Data Warehousing Stock Market Data

This is about a service I built that gives free stock market data daily packaged as a convenient CSV. Why? You might ask, this is a service to help our customers to find insights, back-test strategies, and explore the stock market in a different format than what is usually presented on Google Finance, Yahoo Finance, and other sites. This is different than other sites since this gives a fine grained look at the stock market and the transactions that it’s made of.

Building this scraper is complicated since there are over 6000 different tickers to search for, and 6.5 hours of data to scrape for (The market is open from 9:30 to 4) If we scrape for data once every 1 minute, then this comes out to 6,000*390 = 2,340,000 different rows per data. We’re interested in the open, close, high, low, and volume for each bar as well as a timestamp and the symbol to associate that bar. We can represent the open, close, high, low and volume as floats and integers. A floating point is 4B, ints are 4B. From the critical data we have about 20B together. We can use an integer to represent the timestamp, as an epoch, and a varchar of 8 characters to represent the ticker. This comes out to a total data size of 25B per row. 25 * 2,340,000 is 58,500,000 B, which is 58.5 MB per day. That’s a lot of data!
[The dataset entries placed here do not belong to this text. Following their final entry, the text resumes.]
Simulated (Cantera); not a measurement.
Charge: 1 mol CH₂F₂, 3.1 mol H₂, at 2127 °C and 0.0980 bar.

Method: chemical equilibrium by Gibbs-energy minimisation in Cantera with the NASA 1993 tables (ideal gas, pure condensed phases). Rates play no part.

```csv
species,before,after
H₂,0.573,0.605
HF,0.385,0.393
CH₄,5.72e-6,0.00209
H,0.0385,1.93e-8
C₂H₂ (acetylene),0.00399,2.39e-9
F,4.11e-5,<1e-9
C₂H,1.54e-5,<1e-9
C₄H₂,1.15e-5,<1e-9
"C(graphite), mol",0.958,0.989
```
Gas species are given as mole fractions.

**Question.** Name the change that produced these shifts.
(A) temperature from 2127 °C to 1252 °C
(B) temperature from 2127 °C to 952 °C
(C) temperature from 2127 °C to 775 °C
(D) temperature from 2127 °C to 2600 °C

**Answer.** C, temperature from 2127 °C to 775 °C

We need to consider several principles of data warehousing, namely value, cost, adaptability, and self service. With these principles in mind, this requires strong consideration for the data warehousing method. Since the columns are small, we won’t need any big data storage for this data stream. One method of consideration is storing it in a SQL database. This has obvious merits, as our data is now searchable, and it allows us to create complex queries to get insights without having to writing a script to load all the data into memory. An issue, however is the insert time into SQL. If we were to use a single SQL instance, we could be throttled. Since data is stored in a unified database, this would make it costly and time consuming to export since we would have to scrape through GBs of data to export subsets. Since we are launching this product on a budget, SQL can scale the costs of this operation very quickly but is out of the budget of the project and doesn’t align with the data warehousing principles.

Our solution was to create a data warehousing pipeline built on S3. Using a web service bucket, like S3, we were able to create data storage format that is scalable, low cost and makes it easy to provide self service tools. This makes it possible to warehouse large amounts of data for a low cost, that makes this operation possible for a long time while being unprofitable. Using a centralized server running a multithreaded scraper, we are able to decentralize the scraping components to make a resilient and cost efficient data pipeline.

Our approach to data warehousing was a multistep approach with a couple phases of iteration. The approach was to consider what was the smallest unit that we could subdivide the data so that we may retrieve it optimally. Since a typical file will be around 60 MB, we knew that storage size would increase extremely rapidly. Over 365 days, this would be 60 * 365 = 21.9 GB. Over 5 years, we would have 109.5 GB Stored. This solution would require us to be able to store and reference this data quickly. We implanted a data warehouse index using a persistent database, like SQL, for exactly this purpose. With this we are able to query for a certain date and return the data that is associated with it.

However, querying the data warehouse every time we need data is expensive, and extremely inefficient. This would go against the principles data warehousing, which is cost, and value. To remedy this we implemented a cache. We realized that recent data will be referenced more often. Since our value proposition is providing daily stock market data, we store the most recent data locally in a cache to serve quickly.

Since we want to provide the most relevant and recent data quickly, the cache is deprecated once an hour to ensure that we are always serving the most relevant data to our customers.

Our most valuable asset is our data, and because of that security is a top concern. Any leak happened to our data would be catastrophic to our business and our customers, who entrusted us with their data. It’s imperative that we hid all of our data in a VPC hosted on the Amazon network. This ensures that only our trusted sources, namely our storefront had access to our data.

With the implementation of the public/private separation we are able to protect our assets while delivering immense value, for a low cost. Subscribe to our Substack, and check out for more info, thank you for reading and happy trading!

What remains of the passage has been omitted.